Minneapolis may strip segregationist's name from street, rename it after civil rights pioneer
Published in News & Features
MINNEAPOLIS — A Minneapolis street named for a segregationist developer may soon be renamed after the state’s first Black woman attorney.
More than 40 people signed up to speak at a Planning Commission hearing on a proposal to rename Edmund Boulevard to Lena Smith Boulevard.
The commission unanimously approved the proposal, advancing it to the Business, Housing and Zoning Committee, which is set to vote on Sept. 2. The hearing marked the first of three government steps that could culminate in a City Council decision in September. If passed, the name change would take effect Sept. 22.
The street, which runs through the Longfellow neighborhood along the Mississippi River gorge, is named after Edmund G. Walton — a real estate developer who, in 1910, introduced Minnesota’s first racially restrictive housing covenants. These clauses, written into property deeds, prohibited homeowners from selling or leasing to people of color. They became a legal framework for segregation across Minneapolis and helped cement enduring racial disparities in housing, wealth and opportunity.
“Covenants legitimized racial terror,” said Kirsten Delegard, co-founder of the Mapping Prejudice Project. “They steered investment into white neighborhoods. These patterns of segregation continue today.”
Neighborhood organizers have spent nearly five years confronting that legacy through a grassroots effort called Reclaiming Edmund. The coalition has knocked on doors, hosted teach-ins and surveyed hundreds of residents. In a city-run survey of nearly 600 people, 69% of Edmund Boulevard residents supported a name change. Support jumped to 86% when including all Ward 12 residents.

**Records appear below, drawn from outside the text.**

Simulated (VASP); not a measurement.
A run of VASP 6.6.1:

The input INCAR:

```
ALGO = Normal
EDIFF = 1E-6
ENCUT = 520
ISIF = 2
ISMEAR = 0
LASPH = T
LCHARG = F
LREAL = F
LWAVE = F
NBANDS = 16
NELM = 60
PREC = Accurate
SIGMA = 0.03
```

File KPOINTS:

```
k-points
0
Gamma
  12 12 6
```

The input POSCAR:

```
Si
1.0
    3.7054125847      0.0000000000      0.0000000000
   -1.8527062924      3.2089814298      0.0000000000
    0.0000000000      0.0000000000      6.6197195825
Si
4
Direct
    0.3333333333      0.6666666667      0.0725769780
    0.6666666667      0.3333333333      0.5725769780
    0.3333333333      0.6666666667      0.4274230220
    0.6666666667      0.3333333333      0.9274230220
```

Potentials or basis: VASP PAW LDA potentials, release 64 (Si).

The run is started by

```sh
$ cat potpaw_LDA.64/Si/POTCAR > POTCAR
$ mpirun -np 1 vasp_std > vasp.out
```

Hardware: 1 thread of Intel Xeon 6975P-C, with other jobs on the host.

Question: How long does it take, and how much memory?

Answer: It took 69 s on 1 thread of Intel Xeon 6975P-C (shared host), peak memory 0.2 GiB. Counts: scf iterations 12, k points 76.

Supporters propose renaming the street after Lena Olive Smith, who became Minnesota’s first Black woman attorney in 1921. Smith spent decades fighting discrimination through law and activism, serving as president of the Minneapolis NAACP, defending Black residents targeted by white mobs, and working to dismantle employment and housing segregation across the city.
“She’s someone all Minnesotans can be proud of,” said Longfellow resident Laura Triplett, who helped lead the renaming effort. “This takes us in the right direction. It aligns with the city’s mission and our 2040 goals — and it’s overdue.”
Smith’s most famous case came in 1931, when she represented Arthur and Edith Lee, a Black couple who were harassed and attacked after moving into a white neighborhood. Smith advised them not to flee — and threatened to involve the governor if needed.
That defiance is part of why supporters say Smith’s name belongs not only in textbooks, but on street signs.
“Symbols matter,” Triplett said. “The words we use matter. And all the conversations we’ve had, and the votes we got on the survey, show that people care — this matters to them.”
City planner Andrew Frenz told the commission that the renaming petition meets all municipal requirements and recommended the Planning Commission forward it to the City Council. A hearing before the council’s Business, Housing and Zoning Committee is scheduled for Sept. 2, with a final council vote expected on Sept. 11.
The city has pledged to minimize burdens for residents. Signage costs will not be assessed, ID update fees will be waived, and mailing and emergency systems will be updated automatically. Volunteers from Reclaiming Edmund and the Longfellow Community Council plan to help residents update their addresses with utilities and government agencies.
The proposal has faced some criticism, including calls to simply rededicate the street to a different “Edmund” — a change that would avoid a formal renaming. Triplett called that approach “invisible.”
“It’s rooted in convenience, not in justice,” she said. “If we want to clearly repudiate what Walton did, changing from this Edmund to that Edmund is not clear. In fact, it’s quite murky. I would even say it’s offensive.”
Mark Brandt, a fellow organizer and longtime resident, said he first learned of Walton’s role in Minneapolis segregation five years ago and began working with neighbors to bring that history into public view.
“Many neighborhoods in Minneapolis were blanketed with covenants, leading to the racial segregation and wide racial disparity in homeownership that we still struggle with today,” Brandt said. “That’s the legacy of Edmund Walton.”
Council Member Aurin Chowdhury, who is sponsoring the ordinance, said the renaming represents a broader effort to confront that legacy — not only by rejecting it, but by honoring those who fought to dismantle it.
“Honoring someone who fought to keep us — our families — out of our neighborhoods is utterly unacceptable,” Chowdhury said. “As a woman of color, and as someone who has listened closely to the voices of our BIPOC neighbors, I can say this plainly: It’s time for change.”
She called the effort a community-led act of truth-telling.
“This reflects the core values and mission of the City of Minneapolis — to remember our history honestly, to celebrate those who have been overlooked, and to educate ourselves and our community about the roots of racial and economic disparities,” she said. “This understanding is crucial if we are to dismantle those disparities and build a more equitable future.”
For some, the implications are personal.
“My granddaughter will no longer live three doors in from a street named after a racist,” said Steve Brandt, a retired Star Tribune reporter who helped bring the Mapping Prejudice project to public attention in 2016. “That matters.”